QUESTIONS TO ASK THAT GIVE YOU HIGH MARKS: These are questions that demonstrate your desire to perform at a high level, contribute to results, and achieve operating goals:


  • “What are the objectives that need to be attained by this function in the first 12 months?
  • What do you see as potential impediments that need to be overcome?
  • What are the top priorities in the short term to obtain operating results?
  • How do you see this function contributing to the long-term strategies of the organization?
  • What can we do to differentiate ourselves over the competition?
  • How can I best demonstrate my value to you in achieving your goals and objectives?”


Questions like those above show the hiring manager that you’re interested in the contribution and results both on an individual basis and also part of the operating team. It projects a “can do” attitude. These types of questions also differentiate you from other candidates who may ask questions from the list below.




  • What are your policies on vacation, holidays, benefits, insurance, moving, merit pay, etc? (Save these kinds of questions once the company indicates a greater interest in you)
  • Do you require references from my past employers? (They will ask if interested)
  • Do you have a drug-testing requirement? (Why ask unless you have a problem?)
  • How many other candidates are you interviewing? (Focus on your own qualities)
  • What are the promotional opportunities? (Concentrate on the job in front of you)
  • Are there other positions that I can apply for? (Not what a hiring manager wants to hear)
  • What level of technical skills is required? (This question shows you are unprepared)
  • I know your main line of products, but what else do you do? (Shows lack of research)
  • I have other opportunities, so when will I hear back from you? (Probably never)
  • Do you have a probation period? (Shows a lack of confidence in your ability to do the job)

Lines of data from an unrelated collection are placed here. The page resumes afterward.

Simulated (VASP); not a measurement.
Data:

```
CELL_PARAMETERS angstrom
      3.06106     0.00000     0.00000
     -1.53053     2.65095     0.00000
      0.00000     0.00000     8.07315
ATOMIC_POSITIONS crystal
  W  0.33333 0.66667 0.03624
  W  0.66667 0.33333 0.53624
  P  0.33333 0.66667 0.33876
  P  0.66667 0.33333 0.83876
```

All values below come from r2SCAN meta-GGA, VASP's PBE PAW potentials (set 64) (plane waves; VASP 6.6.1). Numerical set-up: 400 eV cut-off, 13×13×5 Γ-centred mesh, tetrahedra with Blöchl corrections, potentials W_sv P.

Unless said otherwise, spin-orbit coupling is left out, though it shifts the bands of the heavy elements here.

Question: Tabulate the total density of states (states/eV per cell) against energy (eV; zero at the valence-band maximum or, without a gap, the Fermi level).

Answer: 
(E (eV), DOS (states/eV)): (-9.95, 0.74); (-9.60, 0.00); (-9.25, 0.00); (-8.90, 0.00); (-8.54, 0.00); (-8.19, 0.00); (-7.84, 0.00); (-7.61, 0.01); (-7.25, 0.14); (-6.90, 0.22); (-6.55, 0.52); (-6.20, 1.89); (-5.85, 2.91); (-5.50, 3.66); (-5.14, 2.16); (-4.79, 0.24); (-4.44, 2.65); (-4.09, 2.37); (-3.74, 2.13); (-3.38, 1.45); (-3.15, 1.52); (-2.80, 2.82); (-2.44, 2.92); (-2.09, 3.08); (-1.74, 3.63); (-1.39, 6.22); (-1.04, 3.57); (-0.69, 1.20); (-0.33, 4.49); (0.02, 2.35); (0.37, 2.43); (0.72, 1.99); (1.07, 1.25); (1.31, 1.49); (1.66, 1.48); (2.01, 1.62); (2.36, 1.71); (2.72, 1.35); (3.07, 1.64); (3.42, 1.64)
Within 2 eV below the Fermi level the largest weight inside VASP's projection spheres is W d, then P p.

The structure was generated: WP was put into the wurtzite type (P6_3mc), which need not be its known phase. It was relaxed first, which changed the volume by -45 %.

Candidates are successful or fall short in the interviewing process two ways: By how they answer questions from the interviewer and from the insightful questions they ask. Most candidates spend a lot of time thinking and practicing the first part, and almost no time on the second part. When two or three candidates are finalists, the one who focuses on the results the hiring manager is looking for by their questions, will usually come out on top.